A year ago I started to lay down gravel where the omnipresence of lawn used to be. By dint of similar landscape fiddles I have not mowed grass in decades. I hate, positively hate, lawnmowing.
That I am building my growing garden on sand by using all the lawn clippings I can get, is -- I grant you -- a massive contradiction. I'm an opportunist: one person's chlorophyll trash is another's treasure, right? (It must be -- look at me.)
Here where I live The Laying Down of the Stones, like the touch of God, is a landscape standard.
Underneath all the way down is sand and sand doesn't hold moisture so well. When you carpet with stones, on sand there's no surface pooling of water. It becomes a rocky skin -- but one that protects the underneath from evaporation.
If I had my way my own domicile would be completely mulched and gravelled, but the other domestic live-in half wanted some lawn for people sports like playing catch with the dogs.
That I have to mow ! (Grrrrr!)
Anyway, gravel gardening on sand with native plants works a treat. Throw in a few exotics -- Lavender, Jasmine, Rosemary... esp the Mediterranean flora -- and you'll have a picture fab landscape idyll.
Engaging with gravel has its feedbacks and my Laying Down of the Stones proved to be a learning exercise.
Midgies/Sand Flies
One of the primary reasons for gravelling here -- especially close to the house -- was to reduce the opportunity for sandflies (midgies) to gather. The vicious bite of sandflies (Ouch!) can ruin many an evening in swampy coastal areas like ours and my logic was that maybe they won't appreciate rocky terrain and inorganic mulch and take up residence elsewhere. Since there's no way to keep sandflies corralled -- they are small enough to pass through fly screens -- my design brief was to manipulate the environment so they'd be kept at very very long unbitten arm's length.

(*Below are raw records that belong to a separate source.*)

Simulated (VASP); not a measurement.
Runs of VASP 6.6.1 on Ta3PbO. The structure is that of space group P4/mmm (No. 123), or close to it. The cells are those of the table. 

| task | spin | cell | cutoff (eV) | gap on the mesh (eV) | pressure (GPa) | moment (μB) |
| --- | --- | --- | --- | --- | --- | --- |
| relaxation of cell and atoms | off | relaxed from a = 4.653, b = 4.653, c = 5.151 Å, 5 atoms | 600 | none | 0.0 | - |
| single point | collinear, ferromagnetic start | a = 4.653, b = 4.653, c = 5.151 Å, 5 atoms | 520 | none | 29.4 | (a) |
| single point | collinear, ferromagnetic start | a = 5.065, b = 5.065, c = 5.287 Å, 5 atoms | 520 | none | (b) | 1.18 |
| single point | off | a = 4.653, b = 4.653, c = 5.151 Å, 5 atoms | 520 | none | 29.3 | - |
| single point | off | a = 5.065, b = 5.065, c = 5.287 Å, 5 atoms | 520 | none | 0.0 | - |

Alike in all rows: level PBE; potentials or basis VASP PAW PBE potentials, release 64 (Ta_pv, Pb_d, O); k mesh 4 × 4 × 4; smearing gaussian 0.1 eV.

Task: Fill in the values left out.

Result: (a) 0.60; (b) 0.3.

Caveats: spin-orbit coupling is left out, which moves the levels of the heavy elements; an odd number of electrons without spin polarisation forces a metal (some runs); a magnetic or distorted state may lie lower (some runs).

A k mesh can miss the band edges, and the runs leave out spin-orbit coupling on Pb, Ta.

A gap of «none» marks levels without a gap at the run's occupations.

Voila (Eureka moment! Eureka moment!) gravel gardening (thought I)! Ditto for mosquitoes.
Once I combined an abhorrence of lawnmowing with a fear of sandflies, the rest, as they say, is history.
I gravelled on.
I used the cheapest aggregate I could get, but -- and I apologise to all those organic puritans out there -- I laid down plastic weed mat underneath. The mat made dealing with weeds possible while enabling me to spend much less money on gravel as I could get away with a shallower layer of stones. The main game was to grow bushes and small tress while reducing the organic wherewithall underneath so that weeds and sandflies couldn't gain habitation.
The layout works a treat. No mowing. No mowing! Occasional weed pulling and so far, not much in the way of early morning and evening savagery of flesh bites. There's also very little watering involved. Gravel gardens look after themselves.
The only drawback with gravel is that without stepping stones gravelled areas are brutal on bare feet.
But here's a tip -- something I learnt by coincidence: when laying down the gravel contour the ground so that you get depressions, swales and gullies. Gravel on plastic mat makes for easy rain water harvesting and flow. The water still passes through to the sand below but is slowed and directed where you may want it. You can also engineer typography where -- on flat sand -- none originally existed.